And this is an example of how it works:

Training classifier...

Parameters: {'kernel': 'linear', 'C': 10, 'gamma': 0.01}

Best classifier score
             precision    recall  f1-score   support

          0       1.00      1.00      1.00         3
          1       1.00      1.00      1.00         5

avg / total       1.00      1.00      1.00         8


Input an image url (enter to exit): 

https://upload.wikimedia.org/wikipedia/commons/9/99/Qu%C3%A9bec-City-Skyline.jpg

[1]
Input an image url (enter to exit): 

http://upload.wikimedia.org/wikipedia/commons/d/d4/New_York_City_at_night_HDR_edit1.jpg

[0]

Yay!

The classifier actually returned 1 for a photo taken by day and 0 for a picture taken by night!

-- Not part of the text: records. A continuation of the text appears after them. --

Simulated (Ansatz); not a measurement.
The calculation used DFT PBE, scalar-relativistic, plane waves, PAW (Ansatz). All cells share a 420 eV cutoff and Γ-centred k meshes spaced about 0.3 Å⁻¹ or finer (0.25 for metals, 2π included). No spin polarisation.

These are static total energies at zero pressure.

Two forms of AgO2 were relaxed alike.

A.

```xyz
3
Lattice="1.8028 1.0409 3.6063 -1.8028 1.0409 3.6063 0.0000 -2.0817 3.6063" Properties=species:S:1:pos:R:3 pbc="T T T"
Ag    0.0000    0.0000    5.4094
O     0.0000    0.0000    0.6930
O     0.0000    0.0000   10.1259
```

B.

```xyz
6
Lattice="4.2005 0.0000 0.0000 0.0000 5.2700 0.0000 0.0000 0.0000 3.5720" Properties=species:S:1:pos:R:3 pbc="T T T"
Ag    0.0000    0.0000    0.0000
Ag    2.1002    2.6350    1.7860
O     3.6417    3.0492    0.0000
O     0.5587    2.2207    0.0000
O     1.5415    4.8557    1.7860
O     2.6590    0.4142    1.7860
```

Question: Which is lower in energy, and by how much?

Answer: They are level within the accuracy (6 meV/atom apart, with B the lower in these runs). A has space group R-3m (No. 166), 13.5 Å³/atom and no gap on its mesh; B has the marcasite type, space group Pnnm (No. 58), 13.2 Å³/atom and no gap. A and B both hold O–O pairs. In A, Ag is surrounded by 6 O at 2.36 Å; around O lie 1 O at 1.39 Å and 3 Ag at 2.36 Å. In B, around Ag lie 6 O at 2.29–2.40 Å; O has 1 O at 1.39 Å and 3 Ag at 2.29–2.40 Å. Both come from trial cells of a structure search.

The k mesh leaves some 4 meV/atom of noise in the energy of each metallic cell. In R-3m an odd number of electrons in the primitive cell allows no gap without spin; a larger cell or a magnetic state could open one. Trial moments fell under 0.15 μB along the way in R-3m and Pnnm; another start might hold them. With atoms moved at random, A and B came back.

Here is the full source code:

#!/usr/bin/env python
# -*- coding: utf-8 -*-
'''Images binary classifier based on scikit-learn SVM classifier.
It uses the RGB color space as feature vector.
'''

from __future__ import division
from __future__ import print_function
from PIL import Image
from sklearn import cross_validation
from sklearn import grid_search
from sklearn import svm
from sklearn import metrics
from StringIO import StringIO
from urlparse import urlparse
import urllib2
import sys
import os


def process_directory(directory):
    '''Returns an array of feature vectors for all the image files in a
    directory (and all its subdirectories). Symbolic links are ignored.

    Args:
      directory (str): directory to process.

    Returns:
      list of list of float: a list of feature vectors.
    '''
    training = []
    for root, _, files in os.walk(directory):
        for file_name in files:
            file_path = os.path.join(root, file_name)
            img_feature = process_image_file(file_path)
            if img_feature:
                training.append(img_feature)
    return training


def process_image_file(image_path):
    '''Given an image path it returns its feature vector.

    Args:
      image_path (str): path of the image file to process.

    Returns:
      list of float: feature vector on success, None otherwise.
    '''
    image_fp = StringIO(open(image_path, 'rb').read())
    try:
        image = Image.open(image_fp)
        return process_image(image)
    except IOError:
        return None


def process_image_url(image_url):
    '''Given an image URL it returns its feature vector

    Args:
      image_url (str): url of the image to process.

    Returns:
      list of float: feature vector.

    Raises:
      Any exception raised by urllib2 requests.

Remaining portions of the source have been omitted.